- Kellogg was a step ahead of the game when it acquired Kashi Co., a fast-growing pioneer in better-for-you foods, in 2000. By 2008, Kashi was reporting 24 times the sales at its acquisition, growing sales about 42% annually on a compound basis to about $600 million during those first eight years.
- However, Kellogg took some missteps with Kashi, including taking over various operations, which once worked mostly autonomously, and fervently supporting the use of GMO ingredients while calling the cereal "natural."
- "U.S. retail sales of Nature’s Path’s ready-to-eat cereal jumped 43% between 2010 and 2014, compared with a decline of 35% for Kashi," reports The Wall Street Journal citing market-research firm IRI.
The better-for-you foods market is growing — Nielsen data shows that packaged foods labeled "natural" increased by 11.7% in 2014, while sales of packaged foods that are certified organic, some of which also bear a "natural" label, jumped 14.7%. At the same time, packaged food sales as a whole saw only a 1.4% uptick.

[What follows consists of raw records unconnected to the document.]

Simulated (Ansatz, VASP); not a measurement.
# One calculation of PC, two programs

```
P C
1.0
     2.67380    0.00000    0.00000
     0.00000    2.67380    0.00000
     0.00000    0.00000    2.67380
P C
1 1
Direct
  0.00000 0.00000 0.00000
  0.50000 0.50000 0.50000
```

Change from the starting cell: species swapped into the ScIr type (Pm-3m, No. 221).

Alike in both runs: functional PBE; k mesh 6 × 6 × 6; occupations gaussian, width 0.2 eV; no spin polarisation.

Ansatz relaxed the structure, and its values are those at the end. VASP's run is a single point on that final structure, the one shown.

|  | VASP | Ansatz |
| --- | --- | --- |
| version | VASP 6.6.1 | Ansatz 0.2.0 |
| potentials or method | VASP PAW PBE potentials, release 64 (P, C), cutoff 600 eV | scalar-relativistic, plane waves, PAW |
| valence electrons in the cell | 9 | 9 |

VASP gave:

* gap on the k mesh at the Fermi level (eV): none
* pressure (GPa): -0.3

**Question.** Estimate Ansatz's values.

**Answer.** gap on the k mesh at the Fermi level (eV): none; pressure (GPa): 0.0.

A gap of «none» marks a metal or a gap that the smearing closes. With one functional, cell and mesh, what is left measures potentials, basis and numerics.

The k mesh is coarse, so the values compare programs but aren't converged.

As a ready-to-eat cereal producer, Kashi is poised to achieve important growth for Kellogg, whose sales come largely from that category. Kellogg's U.S. morning foods segment saw a 2.3% currency-neutral comparable net sales decline in its latest quarter, so growth from Kashi's cereals could help offset some of the lagging sales generated by Kellogg's legacy brands.
Kellogg reported its lowest net profit in over a decade in 2014 as well as a 24% decline in earnings last month. Achieving growth in the natural foods sector might be more important than ever for Kellogg, and Kashi is a foothold in that market that Kellogg can use to reposition itself within the better-for-you trend.